Three renowned scholars will speak at St. John’s Law School’s conference on Racial and Gender Equity in the Business Setting.

March 14, 2005

Three renowned scholars will speak at St. John’s Law School’s conference, “People of Color, Women and the Public Corporation: Conference on Racial and Gender Equity in the Business Setting” on March 18th, 2005.
 
Martha Albertson Fineman is a Woodruff Professor at Emory University School of Law, the highest honor Emory can bestow on a faculty member. An internationally recognized law and society scholar, Fineman is a leading authority on family law and feminist jurisprudence. Following graduation from University of Chicago Law School, Fineman clerked for the Hon. Luther M. Swygert of the U.S. Court of Appeals for the Seventh Circuit, and then taught at University of Wisconsin and Columbia University. She joined Cornell Law School in 1999 to become the first endowed Chair in the nation in Feminist Jurisprudence. Fineman is founder and director of the Feminism and Legal Theory Project, which was inaugurated in 1984.  She has received awards for her writing and teaching and has served on several government study commissions.

Rachel F. Moran is the Robert D. and Leslie-Kay Raven Professor of Law at University of California, Berkeley School of Law.  She was a visiting professor at UCLA (1988), Stanford (1989), NYU School of Law (1996), the University of Miami Law School (1997) and the University of Texas (2000). From 1993 to 1996 Moran served as chair of the Chicano/Latino Policy Project at UC Berkeley's Institute for the Study of Social Change. In 1995 she received the UC Berkeley Distinguished Teaching Award.

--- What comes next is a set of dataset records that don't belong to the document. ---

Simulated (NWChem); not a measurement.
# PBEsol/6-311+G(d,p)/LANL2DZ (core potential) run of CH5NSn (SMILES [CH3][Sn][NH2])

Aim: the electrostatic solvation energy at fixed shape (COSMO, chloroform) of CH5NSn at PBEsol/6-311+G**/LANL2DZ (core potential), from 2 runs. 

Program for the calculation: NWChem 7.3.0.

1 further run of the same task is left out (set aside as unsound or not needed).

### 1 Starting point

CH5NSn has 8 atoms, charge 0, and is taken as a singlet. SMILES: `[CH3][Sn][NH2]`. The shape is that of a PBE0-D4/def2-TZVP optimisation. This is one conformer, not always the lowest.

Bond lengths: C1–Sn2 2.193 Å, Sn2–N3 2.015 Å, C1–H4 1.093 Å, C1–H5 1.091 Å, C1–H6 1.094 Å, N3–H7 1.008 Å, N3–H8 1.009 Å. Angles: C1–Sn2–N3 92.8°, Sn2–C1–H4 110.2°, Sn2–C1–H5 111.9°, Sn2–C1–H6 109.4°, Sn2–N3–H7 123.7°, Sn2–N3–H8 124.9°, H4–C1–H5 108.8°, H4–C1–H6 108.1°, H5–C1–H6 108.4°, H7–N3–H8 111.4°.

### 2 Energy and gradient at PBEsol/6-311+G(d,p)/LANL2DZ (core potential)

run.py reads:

Moran is a member of the American Law Institute and the Executive Committee of the Association of American Law Schools. She sits on the Standing Committee of the Division of Public Education, American Bar Association; on the Board of Advisors for the Texas Hispanic Journal of Law and Policy; and on the Executive Board of the Berkeley Law Foundation. In addition in 2003 she chaired the Planning Committee for Taking Stock: Women of All Colors in Law Schools for the Association of American Law Schools and the Steering Committee for UC ACCORD. In 2003 she also became the director of the Institute for the Study of Social Change at UC Berkeley

Donald C. Langevoort is the Thomas Aquinas Reynolds Professor of Law at Georgetown University School of Law.  Prior to joining the Law Center faculty in 1999, Professor Langevoort was the Lee S. and Charles A. Speir Professor at Vanderbilt University School of Law, where he joined the faculty in 1981. Professor Langevoort has received the Paul J. Hartman Award for Excellence in Teaching at Vanderbilt. He has been a visiting professor at Harvard Law School and the University of Michigan Law School and a lecturer at the Washington College of Law, American University. After practicing for two years at Wilmer, Cutler & Pickering in Washington, D.C., he joined the staff of the U.S. Securities & Exchange Commission as Special Counsel in the Office of the General Counsel. Professor Langevoort has written many law review articles, a number of which seek to incorporate insights from social psychology and behavioral economics into the study of corporate and securities law and legal ethics. Professor Langevoort has testified numerous times before Congressional committees on issues relating to insider trading and securities litigation reform.